Photo by Justin Wan | The State News

Bloomington, Ind. — Growing up a little more than an hour away from Assembly Hall, it was a pipe dream of many that Gary Harris would be a Hoosier.

Yet after taking his talents north and deciding to play at MSU, the love quickly faded. From the moment he walked on the court of the famed college basketball cathedral on Sunday, Harris had a target on his back.

Each time he touched the ball, the freshman guard was greeted by a red army of raucous jeers, boos and chants of “Gary sucks.”

However, it was a lesson in focus for Harris, who’s quickly becoming one of the Big Ten’s most exciting young players.

Fighting off an angry crowd with poise and composure, Harris finished with a team-high 21 points — one shy of his career-best — in the No. 13 Spartans’ (17-4 overall, 6-2 Big Ten) 75-70 loss to No. 7 Indiana (18-2, 6-1) on Sunday.

“To be honest, I didn’t really hear that much of anything really,” Harris said. “I was just so focused on the game and you kind of block everything else out.”

As the Spartans continue on in a stretch of 11 games ­— six of which come against ranked opponents — lessons learned in Bloomington, Ind., certainly aren’t lessons wasted.

Despite turning the ball over 19 times and losing junior guard Keith Appling for much of the game because of foul trouble, this team grew up in a heated road battle. They took one of the nation’s best teams down to the wire. They had a chance to win ­— multiple chances, in fact.

For head coach Tom Izzo, it was the outing he’s been waiting for, though not the outcome he would have liked.

“I said to my staff before the game, ‘We’re going to learn something about this team,’ and 90 percent of what I learned was positive,” Izzo said. “The one negative is when we get tired, we need to find the ability to suck it up.”

Harris wasn’t the only one with lessons to take away from Sunday’s loss to the Hoosiers.

With Appling in foul trouble, the Spartans were forced to turn to other scoring options before weathered legs folded to Indiana down the stretch.

Cognizant of his absence potentially costing the Spartans a chance to win, Appling grew in his new role as a team captain and apologized to the team in the locker room after the game.

“That last foul was just a frustration foul,” Izzo said. “He did not use his head at all. You don’t go after a guy from behind, especially a guy like (Victor) Oladipo who can jump out of the gym. That was not a very smart move, and he knows that.”

But as Izzo said, it was mostly positive.

Junior center Adreian Payne knocked down a personal single-game high three 3-pointers in an 18-point outing. By shooting 7-for-10 from the field, Payne not only is becoming a more effective option on offense, but also is making an impression of a guy with serious NBA potential.

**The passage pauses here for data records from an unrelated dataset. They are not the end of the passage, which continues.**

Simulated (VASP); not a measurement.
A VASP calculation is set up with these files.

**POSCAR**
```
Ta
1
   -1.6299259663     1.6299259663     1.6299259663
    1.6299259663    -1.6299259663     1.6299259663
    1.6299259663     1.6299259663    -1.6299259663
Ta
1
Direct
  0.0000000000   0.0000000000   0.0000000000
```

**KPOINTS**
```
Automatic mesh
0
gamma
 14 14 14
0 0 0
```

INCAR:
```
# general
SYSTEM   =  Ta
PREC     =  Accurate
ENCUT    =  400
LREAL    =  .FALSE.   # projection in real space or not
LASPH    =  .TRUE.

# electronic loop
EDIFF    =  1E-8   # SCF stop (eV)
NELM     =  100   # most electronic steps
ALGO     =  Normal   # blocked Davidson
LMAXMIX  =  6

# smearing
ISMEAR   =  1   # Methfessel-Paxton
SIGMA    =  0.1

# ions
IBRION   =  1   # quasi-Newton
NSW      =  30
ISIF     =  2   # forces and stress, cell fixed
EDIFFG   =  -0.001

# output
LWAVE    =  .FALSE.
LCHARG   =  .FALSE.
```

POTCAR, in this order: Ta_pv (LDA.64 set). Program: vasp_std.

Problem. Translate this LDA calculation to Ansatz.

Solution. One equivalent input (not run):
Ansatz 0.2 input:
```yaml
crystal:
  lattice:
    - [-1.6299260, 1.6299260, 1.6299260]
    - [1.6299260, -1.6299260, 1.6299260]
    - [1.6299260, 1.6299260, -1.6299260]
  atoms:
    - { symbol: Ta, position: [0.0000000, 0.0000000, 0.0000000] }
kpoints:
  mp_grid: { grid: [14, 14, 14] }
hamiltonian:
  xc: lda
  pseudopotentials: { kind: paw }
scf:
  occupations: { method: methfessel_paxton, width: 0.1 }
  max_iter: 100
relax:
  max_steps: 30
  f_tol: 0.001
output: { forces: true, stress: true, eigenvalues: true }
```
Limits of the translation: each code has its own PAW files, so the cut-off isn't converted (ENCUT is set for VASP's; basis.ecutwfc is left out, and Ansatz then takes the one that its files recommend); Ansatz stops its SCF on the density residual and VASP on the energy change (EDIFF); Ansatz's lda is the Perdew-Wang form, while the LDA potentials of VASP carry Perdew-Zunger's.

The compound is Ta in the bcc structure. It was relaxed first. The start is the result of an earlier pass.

“I was just trying to win the game,” Payne said. “Just (doing) whatever I could. I picked and popped and they was playing off of me. I (thought I could) knock down the shot and I shot it.”

Senior center Derrick Nix deserves a tip of the cap after holding the highly-touted Indiana forward Cody Zeller to just nine points in the game.

The Spartans will get another crack at the Hoosiers in 22 days at Breslin Center; another chance to seize momentum and potentially claim the Big Ten lead.